Midend
Midend Role
The midend sits between the frontend and backend. It accepts N-dimensional or round-trip transfer descriptors and decomposes them into a stream of 1D requests that the backend can execute. The midend is optional — for systems that only need 1D transfers, the frontend can drive the backend directly. Use the ND midend when your transfers are 2D or higher (e.g., tiling a matrix, copying framebuffer rows with stride). Skip the midend (connect frontend directly to backend) when all your transfers are 1D contiguous copies — the midend adds latency and area for no benefit in this case. See the System Integration guide for wiring examples showing how the midend connects to the frontend and backend.

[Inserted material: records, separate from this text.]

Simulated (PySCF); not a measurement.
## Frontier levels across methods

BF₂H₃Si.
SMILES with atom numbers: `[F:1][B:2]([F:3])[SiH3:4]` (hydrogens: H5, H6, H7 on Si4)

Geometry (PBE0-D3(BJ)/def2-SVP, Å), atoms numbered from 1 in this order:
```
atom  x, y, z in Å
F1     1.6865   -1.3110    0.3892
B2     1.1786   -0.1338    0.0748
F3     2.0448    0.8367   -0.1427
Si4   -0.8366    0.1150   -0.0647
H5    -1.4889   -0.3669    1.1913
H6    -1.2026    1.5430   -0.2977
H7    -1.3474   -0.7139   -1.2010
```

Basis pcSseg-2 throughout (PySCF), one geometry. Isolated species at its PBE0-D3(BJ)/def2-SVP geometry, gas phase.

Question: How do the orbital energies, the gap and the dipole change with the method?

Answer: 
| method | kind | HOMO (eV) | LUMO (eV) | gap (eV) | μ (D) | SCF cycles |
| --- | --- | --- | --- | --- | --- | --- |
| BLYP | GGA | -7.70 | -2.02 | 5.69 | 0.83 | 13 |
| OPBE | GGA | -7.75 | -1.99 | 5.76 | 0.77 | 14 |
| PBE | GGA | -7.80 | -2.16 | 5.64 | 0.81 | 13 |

Four midend variants are available:
| Variant | Module | Purpose |
|---|---|---|
| ND | idma_nd_midend | Multi-dimensional transfer decomposition |
| RT | idma_rt_midend | Event-driven periodic (round-trip) transfers |
| MP_DIST | idma_mp_dist_midend | Distribute transfers across multiple backends by address |
| MP_SPLIT | idma_mp_split_midend | Split transfers at region boundaries for a single backend |
ND Midend
The ND midend (idma_nd_midend) decomposes an N-dimensional transfer into a sequence of 1D transfers. After each 1D burst completes, the midend checks whether the current dimension has remaining repetitions. If so, it adds the dimension’s stride to the address and emits the next burst. When a dimension exhausts its repetitions, the next-higher dimension increments. Internally, this is implemented with cascaded counters (one per dimension) and a popcount-based selector that handles simultaneous dimension overflows.
ND Parameters
| Parameter | Description |
|---|---|
NumDim | Number of dimensions. Must be >= 2 (dimension 1 is the 1D burst handled by the backend) |
RepWidths | Per-dimension counter widths — an array specifying the counter width for each dimension. For example, with NumDim=3 and RepWidths = '{32, 16, 8}, dimension 1 supports up to 2³² repetitions, dimension 2 up to 2¹⁶, etc. |
Request Types
The ND request wraps a 1D idma_req_t with per-dimension stride/repetition descriptors:
`IDMA_TYPEDEF_D_REQ_T(idma_d_req_t, reps_t, strides_t)// Expands to:typedef struct packed { reps_t reps; // Number of repetitions for this dimension strides_t src_strides; // Source address stride (bytes) strides_t dst_strides; // Destination address stride (bytes)} idma_d_req_t;
`IDMA_TYPEDEF_ND_REQ_T(idma_nd_req_t, idma_req_t, idma_d_req_t)// Expands to:typedef struct packed { idma_req_t burst_req; // Base 1D request idma_d_req_t [NumDim-2:0] d_req; // Per-dimension descriptors} idma_nd_req_t;Worked Example: 2D Transfer
Consider a 2D transfer copying a 64-byte row repeated 4 times with different source and destination pitches. For this transfer, the request parameters are:
NumDim = 2length = 64 (bytes per row)reps = 4 (number of rows)src_stride = 128 (source row pitch)dst_stride = 64 (destination row pitch, tightly packed)The ND midend emits 4 sequential 1D transfers:
| Iteration | src_addr | dst_addr | length |
|---|---|---|---|
| 0 | base_src + 0 | base_dst + 0 | 64 |
| 1 | base_src + 128 | base_dst + 64 | 64 |
| 2 | base_src + 256 | base_dst + 128 | 64 |
| 3 | base_src + 384 | base_dst + 192 | 64 |
RT Midend
The RT midend (idma_rt_midend) supports event-driven periodic transfers. It is designed for periodic data movement — sensor sampling at fixed intervals, display buffer refresh, or ring-buffer rotation. Each event channel triggers its pre-configured transfer when its countdown reaches zero, without CPU intervention.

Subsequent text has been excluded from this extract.